Replies are listed 'Best First'.
Re: Efficiency of a Hash with 1 Million Entries
by ikegami (Patriarch) on Jul 01, 2010 at 22:00 UTC

    friendoffriend.pl runs very quickly

    Yes, but it's executed 1,000,000 times.

    Just loading perl takes 3ms

    $ time perl -e1 real 0m0.003s user 0m0.004s sys 0m0.000s

    Loading a basic module triples that.

    $ time perl -e'use Scalar::Util;' real 0m0.009s user 0m0.004s sys 0m0.004s

    For every record, you do the following actions that could be avoided if you rewrote friendoffriend.pl as a module:

    • Launch a new shell
    • Launch a new instance of perl
    • Recompiling friendoffriend.pl
    • Serialize and output the result of friendoffriend.pl
    • Read and parse the result of friendoffriend.pl

    If that adds up to 12ms, you'd save 3 hours and 20 minutes (12ms * 1,000,000) just by converting friendoffriend.pl into a module.

    So, will this large hash significantly impact execution time?

    It shouldn't. Assuming all memory access costs the same, inserting into and fetching from a Perl hash takes O(1) time. In other words, the time to do those actions does not increase as the size of the hash increases.

    If you use enough memory to require swapping, that would break the assumption.

    Update: Reorganised to be clearer. Added actual numbers.

Re: Efficiency of a Hash with 1 Million Entries
by BrowserUk (Patriarch) on Jul 01, 2010 at 21:50 UTC

    The first suggestion I have is that you make friendoffriend.pl into a module and call it as a subroutine rather than starting one million new copies of perl. That would probably save about half of your runtime.

Re: Efficiency of a Hash with 1 Million Entries
by jethro (Monsignor) on Jul 01, 2010 at 22:19 UTC

    1) That's the beauty of a hash, a hash lookup will be the same speed, whether 10 or 1 million elements are in it

    2) The hash is fast as long as you have enough real memory for it (i.e. don't have to swap out memory to disk).

    A waste of time is calling friendoffriend.pl for each line. If you put that code inside the script you save a lot of cpu cycles spent on reserving memory, starting a new perl interpreter, reading the script, doing some inits and throwing all away after the friendoffriend.pl script stops thousands of times

Re: Efficiency of a Hash with 1 Million Entries
by ssandv (Hermit) on Jul 01, 2010 at 21:49 UTC

    You might try just having it fetch (and maybe print) $seq for every row. That'd give you a good idea of how much of your time is spent in hash lookup and storage, and row processing. Personally, I suspect that fetching a million rows one at a time might be slow. Alternately, you could consider profiling your code using Devel::NYTProf or something similar. Hash random access is pretty fast by design, but doing *anything* a million times can slow things down.

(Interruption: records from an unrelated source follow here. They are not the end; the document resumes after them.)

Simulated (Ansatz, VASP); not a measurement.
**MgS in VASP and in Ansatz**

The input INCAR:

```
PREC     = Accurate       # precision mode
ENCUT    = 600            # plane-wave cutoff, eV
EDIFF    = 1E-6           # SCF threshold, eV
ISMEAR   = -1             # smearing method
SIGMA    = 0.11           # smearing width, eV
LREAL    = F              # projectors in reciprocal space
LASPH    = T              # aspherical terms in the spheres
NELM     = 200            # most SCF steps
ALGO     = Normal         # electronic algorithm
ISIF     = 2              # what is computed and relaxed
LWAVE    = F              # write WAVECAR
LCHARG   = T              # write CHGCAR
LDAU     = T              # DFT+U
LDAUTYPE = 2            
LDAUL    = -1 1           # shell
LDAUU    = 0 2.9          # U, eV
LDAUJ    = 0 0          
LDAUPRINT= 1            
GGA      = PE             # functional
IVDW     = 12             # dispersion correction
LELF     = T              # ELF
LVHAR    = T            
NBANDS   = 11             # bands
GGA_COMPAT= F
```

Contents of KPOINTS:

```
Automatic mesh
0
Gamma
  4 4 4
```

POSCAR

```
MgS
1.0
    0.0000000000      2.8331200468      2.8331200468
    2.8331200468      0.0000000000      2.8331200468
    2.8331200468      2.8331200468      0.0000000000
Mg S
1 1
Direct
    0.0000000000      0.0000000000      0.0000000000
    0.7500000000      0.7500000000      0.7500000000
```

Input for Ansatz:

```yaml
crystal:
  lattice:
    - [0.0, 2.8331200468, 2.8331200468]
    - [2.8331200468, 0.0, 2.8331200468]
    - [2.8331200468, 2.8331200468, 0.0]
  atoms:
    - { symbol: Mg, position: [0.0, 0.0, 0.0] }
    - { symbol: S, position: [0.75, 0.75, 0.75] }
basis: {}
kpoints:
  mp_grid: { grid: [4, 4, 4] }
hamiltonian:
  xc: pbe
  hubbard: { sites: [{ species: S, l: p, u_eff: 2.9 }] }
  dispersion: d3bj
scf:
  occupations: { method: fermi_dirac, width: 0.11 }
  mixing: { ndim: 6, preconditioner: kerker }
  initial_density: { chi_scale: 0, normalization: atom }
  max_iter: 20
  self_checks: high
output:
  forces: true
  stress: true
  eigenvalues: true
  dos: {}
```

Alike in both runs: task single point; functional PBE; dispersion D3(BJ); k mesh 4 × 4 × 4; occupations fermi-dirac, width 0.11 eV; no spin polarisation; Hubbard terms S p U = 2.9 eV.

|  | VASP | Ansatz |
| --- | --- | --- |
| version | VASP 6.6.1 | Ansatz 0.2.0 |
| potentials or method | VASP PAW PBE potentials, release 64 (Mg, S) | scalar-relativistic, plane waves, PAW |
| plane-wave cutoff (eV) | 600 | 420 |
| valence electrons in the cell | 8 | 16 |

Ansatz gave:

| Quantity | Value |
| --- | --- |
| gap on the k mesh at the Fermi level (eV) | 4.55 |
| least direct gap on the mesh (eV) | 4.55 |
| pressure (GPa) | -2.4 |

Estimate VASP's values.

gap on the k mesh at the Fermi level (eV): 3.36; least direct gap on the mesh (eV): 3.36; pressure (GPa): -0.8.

Re: Efficiency of a Hash with 1 Million Entries
by dineed (Scribe) on Jul 02, 2010 at 02:58 UTC

    While others (BrowserUK, Ikegami, and Jethro) have offered excellent advice about correcting issues related to friendoffriend.pl, I'm more curious about the query. If you are getting what appear to be duplicate results for $seq, maybe you can include "SELECT DISTINCT" in the query to reduce the output row count.

Re: Efficiency of a Hash with 1 Million Entries
by dineed (Scribe) on Jul 02, 2010 at 18:09 UTC

    Some more about your query. I just noticed that your table name is "AllJoinRecip", leading me to assume this table is a view (or result of some other query) joining one or more tables/views. Things you can do to improve run/build time:

    • If you can, make sure your query to build "AllJoinRecip" includes only columns you actually need in the result set
    • Be careful to avoid a "Cartesian Product". This is a query that returns every possible combination of every row from every table in the query. You can identify this if your result set contains more rows than all of the tables/views in your "From" clause combined.
    • In my earlier response, I suggested using "SELECT DISTINCT" in your query, but I was speaking about the only query to which you provided visibility. Maybe you can use the "SELECT DISTINCT" to build "AllJoinRecip" to keep your source data set as small as possible coming into the Perl script.

    I hope this helps.

Re: Efficiency of a Hash with 1 Million Entries
by gunr (Novice) on Jul 02, 2010 at 22:11 UTC

    Thanks again for the help. By turning friendoffriend.pl into a module, the execution time is now about 2 minutes! I had no idea that running another script through a system call would cause such a slow down. If anyone is looking for a really simple and easy to understand tutorial on making a Perl module, here is the site I used: http://www.webreference.com/programming/perl/modules/ The only thing now, though, is the results that I was getting before differ from the results I am getting now (about 224,000 clusters previously, now only 124,000 clusters). So I will have to go back through my code and see what could have caused this change.

    In regard to the AllJoinRecip table, I must have incorrectly remembered the amount of time it takes to make that table. It actually only takes 10 seconds. I have no idea which table I remember taking 5 minutes to create. I am pretty sure that the AllJoinRecip table follows the suggestions you made, dineed, but I will double check to make sure. Thanks again!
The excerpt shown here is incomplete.